Vancouver comedians celebrate 10 years of podcasting

The Vancouver-based comedy show Stop Podcasting Yourself celebrated its 10th anniversary in March.

Show has aired over 500 episodes since it began in 2008

Graham Clark, left and Dave Shumka have been making their comedy podcast, Stop Podcasting Yourself, weekly, for 10 years. (Sheryl MacKay/CBC)

In March 2008, two Vancouver-based comedians descended into a basement with a couple of microphones and started a podcast.

At the time, podcasts were still a foreign concept to many and audience numbers were low — but Dave Shumka and Graham Clark kept at it.

Now, they're celebrating the 10th anniversary of their weekly comedy program, Stop Podcasting Yourselfwith more than 500 episodes under their belts. 
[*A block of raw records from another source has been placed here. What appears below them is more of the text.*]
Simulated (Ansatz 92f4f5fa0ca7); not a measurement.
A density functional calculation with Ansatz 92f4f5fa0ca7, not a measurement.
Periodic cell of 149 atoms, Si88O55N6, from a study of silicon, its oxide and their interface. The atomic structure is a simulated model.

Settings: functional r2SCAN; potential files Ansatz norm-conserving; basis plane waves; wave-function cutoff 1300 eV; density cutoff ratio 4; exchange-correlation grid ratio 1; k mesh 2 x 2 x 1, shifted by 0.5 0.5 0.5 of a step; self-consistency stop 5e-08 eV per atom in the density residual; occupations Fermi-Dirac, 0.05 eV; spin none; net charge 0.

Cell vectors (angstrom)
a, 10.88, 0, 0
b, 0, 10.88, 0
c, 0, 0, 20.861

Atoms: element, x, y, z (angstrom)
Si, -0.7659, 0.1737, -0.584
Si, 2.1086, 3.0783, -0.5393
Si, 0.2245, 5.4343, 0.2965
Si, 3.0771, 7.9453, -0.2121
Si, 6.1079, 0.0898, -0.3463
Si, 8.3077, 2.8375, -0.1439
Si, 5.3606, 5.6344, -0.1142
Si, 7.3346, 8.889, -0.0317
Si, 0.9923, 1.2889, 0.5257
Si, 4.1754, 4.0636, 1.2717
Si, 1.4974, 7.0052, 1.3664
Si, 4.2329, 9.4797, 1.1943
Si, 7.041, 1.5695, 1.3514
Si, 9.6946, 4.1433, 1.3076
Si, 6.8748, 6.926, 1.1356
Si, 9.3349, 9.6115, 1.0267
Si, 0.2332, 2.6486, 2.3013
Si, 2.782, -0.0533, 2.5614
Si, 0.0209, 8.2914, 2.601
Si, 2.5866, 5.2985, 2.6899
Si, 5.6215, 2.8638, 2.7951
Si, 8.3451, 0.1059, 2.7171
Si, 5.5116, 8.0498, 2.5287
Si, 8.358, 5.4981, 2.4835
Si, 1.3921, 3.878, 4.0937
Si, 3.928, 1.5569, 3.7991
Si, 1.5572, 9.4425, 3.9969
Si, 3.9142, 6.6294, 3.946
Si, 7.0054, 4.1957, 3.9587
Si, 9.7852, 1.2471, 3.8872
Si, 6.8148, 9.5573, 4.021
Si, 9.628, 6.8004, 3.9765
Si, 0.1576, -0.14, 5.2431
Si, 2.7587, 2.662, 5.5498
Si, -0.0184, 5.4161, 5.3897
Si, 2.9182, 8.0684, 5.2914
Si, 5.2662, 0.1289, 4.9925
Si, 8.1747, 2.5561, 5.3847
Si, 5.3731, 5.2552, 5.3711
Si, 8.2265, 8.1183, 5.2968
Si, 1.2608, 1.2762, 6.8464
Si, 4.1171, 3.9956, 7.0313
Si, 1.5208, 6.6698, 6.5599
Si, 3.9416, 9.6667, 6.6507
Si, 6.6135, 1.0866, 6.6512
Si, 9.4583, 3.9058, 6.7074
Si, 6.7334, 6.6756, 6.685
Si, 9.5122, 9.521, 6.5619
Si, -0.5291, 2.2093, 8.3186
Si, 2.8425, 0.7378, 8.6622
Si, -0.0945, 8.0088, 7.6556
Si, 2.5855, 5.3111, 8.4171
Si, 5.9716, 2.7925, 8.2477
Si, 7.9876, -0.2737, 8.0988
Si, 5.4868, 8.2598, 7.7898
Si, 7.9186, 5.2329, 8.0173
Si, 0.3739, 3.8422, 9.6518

Shumka said there were hardly any comedy podcasts on the market when the show was born.

He said he launched the project to share his backstage life as a comedian. Half the fun of being at a comedy show is laughing backstage with other performers, and he wanted to share those kinds of interactions with listeners.

'A comedian and his funny friends'

"Now, podcasts get big names, celebrities, to come on the show," Shumka said.

"Back then, it was just like a comedian and his funny friends."

He approached fellow funnyman Clark with the idea, and Stop Podcasting Yourself was born.

In the early weeks, Shumka said the show had about 30 listeners, one of whom was Shumka's wife's aunt who would write in to the show.

When they launched, there weren't many humour podcasts on the market.

Now, Shumka said, Stop Podcasting Yourself boasts tens of thousands of regular listeners.

The show invites one fellow comedian guest to join the pair each week to talk about anything. Topics on the 90-minute program have ranged from radio control cars, crepes and food dehydrators to bowling alley carpet and navigating balding with dreadlocks.

During their time in podcasting, Shumka and Clark have seen the industry expand. Production values have gone up, themes have become common, and the number of podcasts on the market has increased dramatically. 

"The industry has changed around us," Clark said. Their show's format has stayed the same throughout the 10 years, with minor tweaks here and there.